Wednesday, December 24, 2008

Old Religion Time-Out

A commenter asked on my last post how we're planning to deal with religion, guessing that we're Jewish. We are actually not Jewish - I spent my Uni years as the token shiksa in my group of friends, and it's had a semi-permanent effect on my vocabulary. I was raised Catholic, the husband was raised with no religion at all, and he's pretty uncomfortable with spirituality as an adult. A lot of that discomfort is because the most sensational - and therefore most accessable to an outsider - image of religious people in America today is that of Jesus camp bible thumpers who are emphatically anti-science. B is emphatically for science, and so him the battle lines are drawn. I did finally get him, this month, to commit to going with me to the Unitarian Universalist church near us once a month for the next three months - this was a Big Win for religion. Usually when somebody asks, he says that he got his religious faith off a bumper sticker.

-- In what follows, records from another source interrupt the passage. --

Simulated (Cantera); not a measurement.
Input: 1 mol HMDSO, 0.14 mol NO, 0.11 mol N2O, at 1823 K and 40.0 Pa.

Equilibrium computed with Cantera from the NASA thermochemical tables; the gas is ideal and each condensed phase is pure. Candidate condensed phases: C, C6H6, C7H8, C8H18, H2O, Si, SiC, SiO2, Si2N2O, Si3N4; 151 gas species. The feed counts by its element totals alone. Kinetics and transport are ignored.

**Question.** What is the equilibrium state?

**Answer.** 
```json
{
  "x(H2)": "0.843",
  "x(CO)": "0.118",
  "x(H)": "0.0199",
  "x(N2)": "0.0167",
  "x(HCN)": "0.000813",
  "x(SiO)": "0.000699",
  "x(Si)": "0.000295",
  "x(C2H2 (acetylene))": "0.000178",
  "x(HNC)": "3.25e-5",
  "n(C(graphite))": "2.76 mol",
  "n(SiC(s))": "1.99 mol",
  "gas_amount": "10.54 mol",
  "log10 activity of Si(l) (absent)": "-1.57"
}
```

But that doesn't mean that we don't anticipate a problem with the meshing of religions. As the crow flies, we live about halfway between Regent University and Liberty University, and it's not terribly uncommon to find "takes her bible with her everywhere" in the listings for kids in our state. A kid who wants to go on field trips to creationist museums and who prays loudly for our salvation, I just don't see how we'd bond. And "writes apologias for Fred Phelps" would definitely fit in the "Unacceptable" category for kids we're considering.

So I guess the answer is that we don't know how we're going to make this work. We just know that we're going to make it work and we'll have to figure out the how as we go.


  1. I think a willingness to be flexible and a commitment to be respectful and supportive of their beliefs is all you can do.

    Of course if their beliefs do not allow them to accept you, well, that a different challenge. Whether and how that gets worked out is a question that can only be addressed when you have actual people to deal with.

  2. We are Jewish and our foster daughter (S) is Mormon. Both my wife and I were brought up to respect other peoples religion, so for the first time in our lives, we have a Christmas Tree in our house. We went to the cut your own farm and S picked out a tree and she loves it. She also loved the Potato Latkes and lighting the Menorah for Hanukkah.

  3. That's kind of where we are with it. The only thing that's important to us about it is that it not be important enough to any of us that we can't all just get along together.

    When I was in high school, I had a friend who was a Southern Baptist who was VERY concerned about my Catholicism. Unfortunately, she decided that a sleepover at her place was a captive audience/conversion opportunity. I remember being desperate for sleep and telling her "you say to-may-to, I say to-mah-to" and she, very excitedly exclaimed "but you don't say tomahto - you say tomayto, yesterday in the cafeteria I heard you say 'tomayto soup!'" and that's when I had an enlightenment moment about literalism, religious and otherwise.

    We grow 'em crazy round here, is all I can say. I'm just hoping that AnnieOliver will have come out of The System with a philosophy along the "not everybody has to be alike or believe alike for us all to muddle along in fairly close proximity to each other." Honestly, I don't see how you could survive The System otherwise.

  4. Is there a reason why they don't place children in homes with foster parents of similar beliefs? It seems that would solve a heck of an awful lot to me.